Krishna Sankar (ksankar)

unread,

Aug 29, 2008, 11:52:07 AM8/29/08

to cloud-c...@googlegroups.com

While I agree with your thoughts, I think it is not I/O vs.
computational aspect that drives MapReduce - MapReduce will work well in
both situations. MapReduce can be applied to
little-I/O-large-computational problems - it will resemble the grids.
What drives MapReduce is the scale and nature of the problem. Any
massively parallel, functionally decomposable problem will achieve
exponential performance advantage with MapReduce - to I/O or not to I/O.

Cheers
<k/>

Geoffrey Fox

unread,

Aug 29, 2008, 1:29:19 PM8/29/08

to cloud-c...@googlegroups.com

So lets look at the two features of of MapReduce
1) High level Interface. Some problems -- including obviously very important ones demonstrated by Google -- can be implemented elegantly by such functional languages. However we were told 25 years ago that functional languages would revolutionize all parallel computing computing. That was found to be false as many problems are poorly represented in this fashion. Further the success of MapReduce has been seen before in many of the 100's of workflow approaches with a variety of visual and language interfaces. So this part of MapReduce but not so general and not so novel
2) Runtime. Here I hope and expect Google has a great implementation. On the other hand, Hadoop has many limitations and MPI (possibly augmented by well studied fault tolerance mechanisms) has some advantages. It is much higher performance and as the synchronization mechanism is distributed has natural scaling. MPI of course does scale to many tens of thousands of cores; it will continue to scale on much large systems -- the scaling is intrinsic to its architecture as I assume it is Google's implementation

-- 
:
: Geoffrey Fox  g...@indiana.edu FAX 8128567972 http://www.infomall.org
: Phones Cell 812-219-4643 Home 8123239196 Lab 8128567977
: SkypeIn 812-669-0772 with voicemail, International cell 8123910207

Jaliya Ekanayake

unread,

Aug 29, 2008, 2:14:41 PM8/29/08

to cloud-c...@googlegroups.com

> While I agree with your thoughts, I think it is not I/O vs.
> computational aspect that drives MapReduce - MapReduce will work well
> in both situations.

Yes, MapReduce will work in both situations. However, my point is that the
"exponential performance advantage" that we expect to achieve may not be
possible unless we use a right implementation of the MapReduce that is
suitable for the class of applications.

Thanks
Jaliya

l...@aero.org

unread,

Aug 29, 2008, 7:50:17 PM8/29/08

to cloud-c...@googlegroups.com, cr...@mhbackup.aero.org

Another important factor for MapReduce's popularity (and effectiveness) is that
it matches the target application environment -- that is to say, massive data
that may be distributed and can be accordingly partitioned and processed
independently. Hence, coupling this well-known, functional
programming paradigm
with a distributed file system for accessing all that data is highly effective
for this class of applications that is now being enabled by the increasingly
connected infomasses being collected by various organizations.

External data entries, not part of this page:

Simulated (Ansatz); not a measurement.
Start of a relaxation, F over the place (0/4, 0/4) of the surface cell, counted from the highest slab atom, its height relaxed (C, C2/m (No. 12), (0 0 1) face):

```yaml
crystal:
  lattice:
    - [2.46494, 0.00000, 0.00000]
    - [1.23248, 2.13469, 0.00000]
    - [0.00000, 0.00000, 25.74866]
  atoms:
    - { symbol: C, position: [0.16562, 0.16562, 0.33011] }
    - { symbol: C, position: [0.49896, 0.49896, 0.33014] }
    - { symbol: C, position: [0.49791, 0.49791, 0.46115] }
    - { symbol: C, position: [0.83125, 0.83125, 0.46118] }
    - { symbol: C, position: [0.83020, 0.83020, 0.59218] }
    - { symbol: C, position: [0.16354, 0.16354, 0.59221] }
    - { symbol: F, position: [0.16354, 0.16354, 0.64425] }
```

Hence, to say that MapReduce is "going mainstream" is only relative to the fact
that the size of the "market" for such applications is growing.

--Craig

>Attachment converted: Macintosh HD:smime 40.p7s ( / ) (009896FB)

Jim Starkey

unread,

Aug 29, 2008, 11:02:16 PM8/29/08

to cloud-c...@googlegroups.com, cr...@mhbackup.aero.org

l...@aero.org wrote:
> Another important factor for MapReduce's popularity (and effectiveness) is that
> it matches the target application environment -- that is to say, massive data
> that may be distributed and can be accordingly partitioned and processed
> independently. Hence, coupling this well-known, functional
> programming paradigm
> with a distributed file system for accessing all that data is highly effective
> for this class of applications that is now being enabled by the increasingly
> connected infomasses being collected by various organizations.
>
> Hence, to say that MapReduce is "going mainstream" is only relative to the fact
> that the size of the "market" for such applications is growing.
>

Most certainly so, but it also abused in inappropriate application. It
is occasional used, for example, to parallel a search of a large table.
A smarter way to handle this would be an index. So lets be wary of a
solution looking for a problem....

Roderick Flores

unread,

Aug 30, 2008, 2:34:46 PM8/30/08

to cloud-c...@googlegroups.com

On Tue, Aug 26, 2008 at 5:56 PM, Chris K Wensel <ch...@wensel.net> wrote:

That said, how do you build a house in the MapReduce model? Filtering, aggregation, and functional conversions are very simple in MapReduce, but typical work loads are more complex, and end up being 2-5-20 individual MapReduce jobs chained together by dependencies (many running in parallel). Thinking that deep in MapReduce is not trivial, and the resulting code base is not simple (see Googles Sawzall papers).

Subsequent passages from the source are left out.